First, let’s talk about who B2C2 is. It is an institutional market maker under SBI Holdings, headquartered in London, serving large financial institutions worldwide. SBI itself is one of Japan’s largest financial groups. In other words, this isn’t a test run for a small project—this is a leading player in traditional finance moving its core settlement business onto Solana.
Why choose Solana? The data makes it clear. Dune’s data shows that Solana’s stablecoin monthly transfer volume has continued to exceed the average monthly level from the past three years throughout 2026. In February, the monthly figure reached $650 billion, surpassing ETH and Tron. The total stablecoin supply across the entire network is already $15.5 billion. In just one week, Circle issued $2 billion worth of USDC on Solana. The transfer volume of non-USD stablecoins has grown 3x year over year.

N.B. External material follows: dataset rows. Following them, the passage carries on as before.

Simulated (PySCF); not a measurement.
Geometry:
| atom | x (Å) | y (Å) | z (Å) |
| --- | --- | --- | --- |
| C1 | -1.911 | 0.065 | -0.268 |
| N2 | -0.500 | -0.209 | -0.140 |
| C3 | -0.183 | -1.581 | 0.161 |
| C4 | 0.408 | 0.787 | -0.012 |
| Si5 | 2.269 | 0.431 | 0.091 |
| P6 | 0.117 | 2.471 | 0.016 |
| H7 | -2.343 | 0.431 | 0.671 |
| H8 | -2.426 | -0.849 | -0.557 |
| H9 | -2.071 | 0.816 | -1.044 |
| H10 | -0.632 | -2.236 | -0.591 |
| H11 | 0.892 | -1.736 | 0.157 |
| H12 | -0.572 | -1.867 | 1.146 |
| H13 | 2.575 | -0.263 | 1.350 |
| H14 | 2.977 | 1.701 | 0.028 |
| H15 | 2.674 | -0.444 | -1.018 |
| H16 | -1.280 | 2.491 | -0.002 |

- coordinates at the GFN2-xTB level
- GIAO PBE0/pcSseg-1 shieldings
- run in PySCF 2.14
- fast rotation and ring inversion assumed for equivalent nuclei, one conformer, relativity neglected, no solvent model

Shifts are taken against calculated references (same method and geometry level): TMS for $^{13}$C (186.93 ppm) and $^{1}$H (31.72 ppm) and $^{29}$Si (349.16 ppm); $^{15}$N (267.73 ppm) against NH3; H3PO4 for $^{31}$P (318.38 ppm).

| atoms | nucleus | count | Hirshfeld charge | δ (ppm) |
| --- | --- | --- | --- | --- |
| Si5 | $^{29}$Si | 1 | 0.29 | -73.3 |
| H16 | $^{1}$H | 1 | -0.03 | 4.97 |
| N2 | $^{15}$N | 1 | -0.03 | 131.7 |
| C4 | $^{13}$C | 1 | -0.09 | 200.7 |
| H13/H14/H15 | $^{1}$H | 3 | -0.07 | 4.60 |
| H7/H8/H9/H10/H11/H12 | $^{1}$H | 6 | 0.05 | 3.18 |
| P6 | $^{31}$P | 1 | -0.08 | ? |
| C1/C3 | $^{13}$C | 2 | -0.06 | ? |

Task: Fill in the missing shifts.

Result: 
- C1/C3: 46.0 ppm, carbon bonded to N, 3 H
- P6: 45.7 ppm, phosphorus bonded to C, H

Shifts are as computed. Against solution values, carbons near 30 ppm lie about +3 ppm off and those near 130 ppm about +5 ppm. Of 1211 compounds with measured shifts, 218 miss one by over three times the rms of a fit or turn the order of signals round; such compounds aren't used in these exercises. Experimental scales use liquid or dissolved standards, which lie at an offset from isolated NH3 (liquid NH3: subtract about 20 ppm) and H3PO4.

More importantly, major players like Mastercard, Western Union, and Worldpay have already been integrated into SDP, and Stripe and Tempo’s Machine Payments Protocol is also being adopted. This means institutional-grade stablecoin applications on Solana are no longer in the proof-of-concept (POC) stage—they’re operating in the real world.
SOL’s price is currently fluctuating around $80, but the stablecoin data and the real actions taken by institutions tell a different story. This mismatch alone is worth paying attention to.